Is it all about credibility?

14 March 2018

[This article was originally published in the On Think Tanks 2017 Annual Review. ]

Over the years, the OTT team has become very familiar with the many dilemmas that think tanks face. I remember a lengthy conversation  about independence with research institutes in China, back in 2011. In Kenya, just a few years ago, there was a discussion about whether think tanks should only hire PhD graduates. I have lost count of the number of times that the mention of using modern communication practices to improve the uptake of research has met resistance, with organisational reputation being a particular concern.

In one instance, researchers were keen to get advice on how their directors’ links to political parties could affect the independence of their work. In another, funding was cut to a promising think tank in Southern Africa due its proximity to the ruling party, and senior management were keen to discuss their options going forward.

An executive director we worked with in Latin America was worried about how and when to announce plans to leave his organisation, convinced that if he triggered a search for his successor too soon donors might panic about the think tank’s sustainability. The leadership transition at this think tank has taken almost four years to complete.

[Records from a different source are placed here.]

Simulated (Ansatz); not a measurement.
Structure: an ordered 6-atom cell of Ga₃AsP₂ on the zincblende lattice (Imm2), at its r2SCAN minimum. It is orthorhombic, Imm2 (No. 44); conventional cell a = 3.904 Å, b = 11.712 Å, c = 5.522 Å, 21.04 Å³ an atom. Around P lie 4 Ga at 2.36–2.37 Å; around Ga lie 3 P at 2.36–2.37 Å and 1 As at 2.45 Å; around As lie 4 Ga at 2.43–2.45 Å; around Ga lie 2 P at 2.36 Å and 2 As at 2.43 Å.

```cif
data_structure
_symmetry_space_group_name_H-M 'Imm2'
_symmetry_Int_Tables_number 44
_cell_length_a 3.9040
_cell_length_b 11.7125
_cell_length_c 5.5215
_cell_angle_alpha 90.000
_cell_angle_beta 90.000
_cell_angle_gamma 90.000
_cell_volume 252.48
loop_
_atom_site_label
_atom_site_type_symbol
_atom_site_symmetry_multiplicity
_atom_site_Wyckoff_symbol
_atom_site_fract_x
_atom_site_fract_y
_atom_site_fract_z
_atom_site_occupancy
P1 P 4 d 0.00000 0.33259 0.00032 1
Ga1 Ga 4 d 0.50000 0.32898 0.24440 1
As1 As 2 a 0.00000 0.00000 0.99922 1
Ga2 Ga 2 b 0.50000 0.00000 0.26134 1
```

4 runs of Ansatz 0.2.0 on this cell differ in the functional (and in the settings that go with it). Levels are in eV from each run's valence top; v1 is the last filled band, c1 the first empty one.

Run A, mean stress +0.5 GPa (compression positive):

Evaluations, too, are particularly thorny exercises that raise concerns among thinktankers. Few think tanks want them and even fewer are willing to share the lessons learned from them; worried about what their stakeholders might think.

Looking back at these conversations I realise that they were all broadly about one issue: credibility. At OTT, we have written at length about business models. We have also argued repeatedly that think tanks trade on ideas, and have insisted that their greatest asset is their people: boards, senior managers, researchers, communicators, managers and administrators.

While all of this is true, we somehow managed to leave credibility out of the discussion, even though it is absolutely fundamental for all think tanks. Ideas and people matter a great deal, but they do not get far without credibility. Governance and management skills, research quality and great communications are all necessary, but not sufficient.

If credibility is lacking, there is no pantheon of board members, no endowment, no academic pedigree and no communications strategy that will help a think tank deliver its mission.

And yet credibility is not entirely within a think tanks’ control – it must be built through the interactions they have with their environment. What is more, to nurture it, think tanks must be prepared to move out of their comfort zones and explore new forms of communication, develop more open and accessible research methods and implement more transparent business models.

This requires new skills and competencies, robust data and knowledge about think tanks and their environment and reliable guidance and advice. It means thinking about the various dilemmas think tanks face as parts of a broader whole, rather than in isolation from one another. To put it another way: we cannot address intellectual independence, research quality, talent, funding, communications and leadership in silos. Think tanks must face multiple challenges simultaneously, strategically and systematically. Similarly, we cannot solve these dilemmas with one-off interventions (and rarely on the first attempt).

OTT will continue to be a credible source of research, ideas and advice to support these efforts.